Friday 13 June 2008

More rate hikes, but inflation could prove persistent

There has been no let-up recently in global monetary policy tightening.

India raised interest rates on Wednesday. South Africa raised rates yesterday. With industrial production in the euro area rising 0.9 percent in April, the ECB is likely to raise rates next month after noting in its latest monthly bulletin that "risks to price stability over the medium term have increased further".

The Federal Reserve could hike rates too, especially after yesterday's economic data. From Bloomberg:

Retail sales in the U.S. rose twice as much as forecast in May as Americans used their tax rebates to shop at electronics and department stores, and record gasoline prices swelled service-station receipts.

Purchases climbed 1 percent, the most since November, following a 0.4 percent gain the prior month that was previously reported as a drop, the Commerce Department said in Washington. Purchases excluding gasoline increased 0.8 percent last month.

But the US economy is far from out of the woods.

Initial claims for unemployment benefits rose to 384,000 last week from 359,000 the prior week, the Labor Department also reported today.

Still, the Federal Reserve has to watch out for inflation.

A separate report today showed that prices of goods imported to the U.S. rose 2.3 percent in May from the previous month, less than economists had forecast.

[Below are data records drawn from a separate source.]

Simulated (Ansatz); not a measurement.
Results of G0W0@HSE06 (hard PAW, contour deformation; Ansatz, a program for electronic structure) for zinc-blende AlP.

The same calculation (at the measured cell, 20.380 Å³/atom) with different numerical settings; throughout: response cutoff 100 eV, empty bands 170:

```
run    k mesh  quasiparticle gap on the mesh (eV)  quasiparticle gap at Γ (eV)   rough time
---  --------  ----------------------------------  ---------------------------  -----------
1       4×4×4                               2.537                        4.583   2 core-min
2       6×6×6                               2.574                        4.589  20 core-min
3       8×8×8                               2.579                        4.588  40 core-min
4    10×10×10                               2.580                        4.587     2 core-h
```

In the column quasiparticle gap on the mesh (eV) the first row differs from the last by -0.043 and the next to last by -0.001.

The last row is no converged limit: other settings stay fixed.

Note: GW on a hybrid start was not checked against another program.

Disinflation from China is no longer helping out on this front. From AFP/CNA:

China's inflation rate was 7.7 percent in May, easing from April's 8.5 percent, the government said on Thursday, as analysts cautioned that some prices had been kept artificially in check.

Food prices have eased but, at the same time, price controls meant pent-up inflation had accumulated in the world's fastest-growing major economy, according to economists...

"We all know about fuel and electricity controls, but we hear reports of firms in the food and construction industries also being told not to raise prices," said [Standard Chartered economist Stephen] Green.

"There is a lot more bottled up inflation in this economy than meets the eye."

A surge in China's money supply in May certainly does not suggest that inflation is moderating, although FDI does appear to be slowing.

Morgan Stanley economists are not convinced that there will be all that much tightening to come though. From a recent commentary by Joachim Fels and Manoj Pradhan:

Central bankers around the world continue to worry about ‘stag’, but ‘flation’ has now become their main concern. This is the loud and clear message sent by monetary policy decisions and hawkish comments over the past week or so...

Our central bank watchers around the world remain less impressed by the hawkish rhetoric than the markets. The one notable exception is in the euro area, where Elga Bartsch now expects the ECB to follow up words with action in the form of a 25bp rate hike in July and another one later this year. Yet, in the US, the UK and Japan, our central scenario remains that policy rates will be left unchanged this year... Also, we don’t expect a tightening of monetary policy in Australia and Switzerland this year, even though the risks in these countries are probably skewed towards a rise. Norway and Sweden look likely to hike, but only once, and we maintain our call for 75bp of rate cuts in New Zealand.

They conclude that inflation is likely to prove persistent in the coming years.

We looked at what would happen to the real monetary policy rate between now and end-March 2009 if central banks would in fact raise rates as implied by the money markets right now and if inflation behaved as our country economists are forecasting. Initially, the real rate would fall further into negative territory as headline inflation rises sharply in the next few months, but thereafter the real rate increases due to easing headline inflation and the rate hikes that markets expect. However, by end-March 2009, the real policy rate would only go back to zero in this simulation. In other words, monetary policy would still be expansionary at that point, unless one believes that the neutral rate of interest is zero too (we don’t). We conclude that inflation is likely to be a persistent problem in the years to come. This is not to say that inflation won’t fall after this summer. However, we are likely to see higher average inflation rates and higher peaks and troughs in the next inflation cycle(s).